HDFC bank releases Q1 results, posts 21% jump in net profit at Rs 9,579 crore


Image Source : FILE PHOTO Deposit growth came in at 19.2 percent, the bank said, adding that it added 2.6 million liability relationships during the quarter.

Highlights

  • On a standalone basis, its net profit increased to Rs 9,195.99 crore from Rs 7,729.64 crore
  • The core net interest margin (NIM) stood at 4 percent
  • Gross NPAs ratio improved to 1.28 % as of June 30, as against 1.47% in the year-ago period

The largest private sector lender HDFC Bank on Saturday reported a 20.91 percent jump in its June quarter net profit at Rs 9,579.11 crore on the back of overall growth. On a standalone basis, its net profit increased to Rs 9,195.99 crore from Rs 7,729.64 crore in the year-ago period but was down from Rs 10,055.18 crore in the preceding March quarter.

The core net interest income grew 14.5 percent to Rs 19,481.4 crore from the year-ago quarter’s Rs 17,009 crore on the back of a 22.5 percent growth in advances. The core net interest margin (NIM) stood at 4 percent. Other income, excluding trading and mark-to-market losses, jumped 35 percent to Rs 7,699.99 crore on the back of an increase in fees and commissions, foreign exchange derivatives revenue and miscellaneous income which included recoveries and dividends, the bank said.

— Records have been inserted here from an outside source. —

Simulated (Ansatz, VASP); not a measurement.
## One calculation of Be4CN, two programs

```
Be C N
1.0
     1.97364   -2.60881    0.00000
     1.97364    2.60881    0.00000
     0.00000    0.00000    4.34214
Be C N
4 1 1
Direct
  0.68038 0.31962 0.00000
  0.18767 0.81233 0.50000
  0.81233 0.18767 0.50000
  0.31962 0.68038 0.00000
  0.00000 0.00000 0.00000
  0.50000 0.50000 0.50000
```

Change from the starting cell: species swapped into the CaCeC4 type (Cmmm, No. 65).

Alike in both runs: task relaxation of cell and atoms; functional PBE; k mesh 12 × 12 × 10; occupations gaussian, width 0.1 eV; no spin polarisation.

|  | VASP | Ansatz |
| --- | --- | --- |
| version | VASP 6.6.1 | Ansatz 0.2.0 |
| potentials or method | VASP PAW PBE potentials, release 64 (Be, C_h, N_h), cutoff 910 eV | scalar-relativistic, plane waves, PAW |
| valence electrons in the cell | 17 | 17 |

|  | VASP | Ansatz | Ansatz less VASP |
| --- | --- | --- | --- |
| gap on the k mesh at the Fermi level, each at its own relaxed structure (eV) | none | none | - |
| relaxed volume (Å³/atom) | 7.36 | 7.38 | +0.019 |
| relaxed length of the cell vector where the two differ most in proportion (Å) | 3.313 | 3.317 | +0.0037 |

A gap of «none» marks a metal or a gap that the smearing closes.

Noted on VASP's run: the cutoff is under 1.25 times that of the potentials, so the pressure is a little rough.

Amid the hardening of yields which is widely expected to lead to reverses for banks’ treasury operations, the lender reported a loss of Rs 1,311.7 crore on sale or revaluation of investments as against a profit of Rs 601 crore reported in the quarter ended June 2021. Deposit growth came in at 19.2 percent, the bank said, adding that it added 2.6 million liability relationships during the quarter.

From an asset quality perspective, the gross non-performing assets (NPAs) ratio improved to 1.28 percent as of June 30, as against 1.47 percent in the year-ago period. The bank said if one excludes the NPAs in the seasonal agricultural segment, the GNPAs would be 1.06 percent now as against 1.26 percent in the same period last year.

Overall provisions for the reporting quarter fell to Rs 3,187.73 crore from Rs 4,830.84 crore in the year-ago period, the bank said, adding the credit cost ratio improved to 0.91 percent as against 1.67 percent. The bank is holding floating provisions of Rs 1,451 crore and contingent provisions of Rs 9,630 crore, it said, adding that the total provisions it carries are 170 percent of the GNPAs.

It added 10,932 employees as well as 36 branches to take the overall network to over 6,000 during the quarter. Share of the low-cost current and savings account deposits in the overall deposit base stood at 45.8 percent. On the loan growth side, HDFC Bank’s corporate and wholesale advances growth came down to 15.7 percent, retail loans grew 21.7 percent and commercial and rural banking loans rose 28.9 percent.

The overall capital adequacy stood at 18.1 percent as of June 30, 2022, as against 19.1 percent in the year-ago period. Among the subsidiaries, the brokerage HDFC Securities’ profit after tax came down to Rs 189.3 crore as against Rs 251.1 crore, while the non-bank financier HDB Financial Services saw its net profit shoot up to Rs 441.3 crore from Rs 88.6 crore earlier.